There’s a calendar on my kitchen wall. It cost €4.50 from a bookstore clearance bin. Cats in baskets. Very tacky.

I write on it with a pen that lives in the junk drawer. Doctor’s appointments. Birthdays. “Dinner at Tom’s.” That sort of thing.

Every few days, someone notices it and asks why I don’t just use my phone.

I’m never sure how to answer.

It started as an accident

Three years ago, I missed a dentist appointment. It was in my phone. I got the notification. I swiped it away because I was doing something else. Then I completely forgot.

Sitting in the waiting room a week later, rescheduled and slightly ashamed, I thought about how this kept happening. Not just appointments—birthdays I’d meant to acknowledge, deadlines that snuck up, plans I’d made and then double-booked.

Everything was in my phone. Everything was organized. And somehow, I still kept losing track.

On my way home, I passed a stationery shop and bought a wall calendar on impulse. Thought I’d try it for a month.

That was three years ago.

What the paper does differently

Here’s the thing about digital calendars: they’re invisible until they’re not.

Your appointments exist somewhere behind glass. You don’t see them unless you open the app. They send notifications, sure—but notifications are just more noise in the noise. Easy to dismiss. Easy to forget.

A paper calendar sits there. On the wall. All month.

I see my upcoming week every time I walk into the kitchen. Not because I chose to check, but because it’s just there. Tuesday’s thing is written in blue ink. Saturday’s thing is squeezed into the corner because I ran out of space.

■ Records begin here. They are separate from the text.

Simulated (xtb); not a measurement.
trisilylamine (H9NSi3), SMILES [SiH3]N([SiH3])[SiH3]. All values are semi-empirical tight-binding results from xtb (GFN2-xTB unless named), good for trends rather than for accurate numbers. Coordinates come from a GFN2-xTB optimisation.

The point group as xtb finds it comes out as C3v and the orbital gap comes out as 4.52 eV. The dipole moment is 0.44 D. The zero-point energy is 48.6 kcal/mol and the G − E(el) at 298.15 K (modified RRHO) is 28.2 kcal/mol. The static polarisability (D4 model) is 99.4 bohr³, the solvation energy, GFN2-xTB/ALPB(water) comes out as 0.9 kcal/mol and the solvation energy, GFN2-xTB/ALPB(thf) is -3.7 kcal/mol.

It’s not a better system. It’s just a more visible one. And for me, visible matters.

The ritual of writing

There’s something else, too.

When I add something to my phone, I tap a few buttons and it’s done. When I add something to the paper calendar, I have to find the pen, walk to the wall, and physically write it down.

That sounds like extra steps. It is extra steps. But those extra steps make me remember.

I can tell you, right now, that I have a call next Thursday at 2 PM. Not because I just checked. Because I remember writing “Call - Sarah” in the little Thursday box three days ago. The act of writing lodged it somewhere.

I forget digital entries. I remember the ones I wrote by hand. I don’t know why. Maybe nobody does.

What I still use my phone for

I’m not a purist. Some things stay digital.

Work meetings go in the work calendar. Shared events with other people—Google Calendar, because that’s where everyone else is. Anything that needs a reminder alarm, because paper can’t vibrate at me.

But personal stuff? The appointments that are just mine? The birthdays I want to remember without a notification telling me to?

Those go on the wall.

The cats are growing on me

The calendar with the cats was supposed to be temporary. A test. Something I’d replace with a nicer one once I knew this system worked.

That was three years ago. I’m on my third cat calendar now.

I could buy something elegant. Something with minimalist design and heavy paper stock. But at this point, the tackiness feels intentional. It’s a calendar, not a statement. It’s supposed to be functional, not beautiful.

Although—and I’m slightly embarrassed to admit this—the December cat is pretty cute. Orange tabby in a Santa hat. I smiled when I flipped to it.

What people don’t understand

When I tell people about the paper calendar, they often respond with their own system. “I use Notion.” “Google Calendar syncs across all my devices.” “I have this app that…”

I nod along. Their systems probably work great for them.

But here’s what I’ve realized: the best organizational tool is the one you actually use. Not the most powerful one. Not the most sophisticated one. The one you’ll actually look at.

For me, that’s a €4.50 calendar with cats on it.

I look at it every day. I know what’s coming. I don’t miss appointments anymore.

That’s it. That’s the whole system.


January’s calendar is already on my desk. Dogs this time. Might be living dangerously.